With one bout of exams just completed and another starting soon, you’re probably looking for a way to deal with the stress and anxiety that surrounds test writing. Whether dealing with a less-than-satisfactory grade or your not-so-great study skills, I have some advice for you.
First of all, planning is everything. It’s better to prevent a problem in the first place than to try to remedy it afterwards. Make sure you have a planner or a calendar where you can write down your due dates and exam dates. That way, they can’t sneak up on you. Then, you can plan when to start studying. I suggest starting two weeks before the test.
Use the first week to go over your notes, rewatch lecture captures if they’re available and make cue cards — it all depends on how you study best. The second week, go over your study notes or cue cards again. You’ll find that the extra week spent reviewing your notes will really help you get the information into your head.
Also, the great thing about the two-week reminder system is that, even if you procrastinate a bit, you’ll still get something in your head from studying every other day or two. It will alleviate the stress of cramming the last few days or the night before.
Make sure you know what you should be studying — what exactly is your professor going to focus on? Check ratemyprofessors.com, or ask any friends who’ve taken the class previously where the professor usually gets their questions from. I’ve done poorly on a few midterms because the teacher was testing solely from the textbook and I was studying only content from the notes. Also, don’t forget to stop by the Arts and Science Students’ Union office in Arts 218 for past exams.

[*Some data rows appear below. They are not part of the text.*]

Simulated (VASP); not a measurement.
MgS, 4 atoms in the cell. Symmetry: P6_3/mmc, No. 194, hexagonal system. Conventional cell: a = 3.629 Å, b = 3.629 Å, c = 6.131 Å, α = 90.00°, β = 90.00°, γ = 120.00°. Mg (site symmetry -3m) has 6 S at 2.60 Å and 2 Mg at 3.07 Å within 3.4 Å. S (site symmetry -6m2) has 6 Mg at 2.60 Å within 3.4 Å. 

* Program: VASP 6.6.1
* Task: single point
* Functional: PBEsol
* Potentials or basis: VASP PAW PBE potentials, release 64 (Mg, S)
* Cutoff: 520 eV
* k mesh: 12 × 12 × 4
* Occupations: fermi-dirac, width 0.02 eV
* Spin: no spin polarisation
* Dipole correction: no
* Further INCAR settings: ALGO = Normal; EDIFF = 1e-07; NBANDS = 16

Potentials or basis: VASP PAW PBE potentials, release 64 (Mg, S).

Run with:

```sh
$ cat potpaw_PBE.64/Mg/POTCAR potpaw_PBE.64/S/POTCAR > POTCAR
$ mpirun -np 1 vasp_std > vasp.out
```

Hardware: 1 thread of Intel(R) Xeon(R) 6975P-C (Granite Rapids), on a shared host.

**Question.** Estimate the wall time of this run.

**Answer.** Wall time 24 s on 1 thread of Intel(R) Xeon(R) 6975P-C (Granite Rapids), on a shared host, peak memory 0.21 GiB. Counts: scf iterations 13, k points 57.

Now, let’s say you’ve gotten a bad mark on your midterm. First things first, go to the exam review session. I know it sounds like a waste of time for some, but it’s really important. Not only does this let you know what areas you messed up on so you can better prepare for them next time but there is also always a possibility that a question that was right on your exam ended up getting marked wrong, especially if it was marked by a person and not a Scantron machine.
Finally, keep in mind that, although it feels like it, one exam is not the be-all and end-all of your academic life. You can always make it up. Let it be motivation for you to work even harder!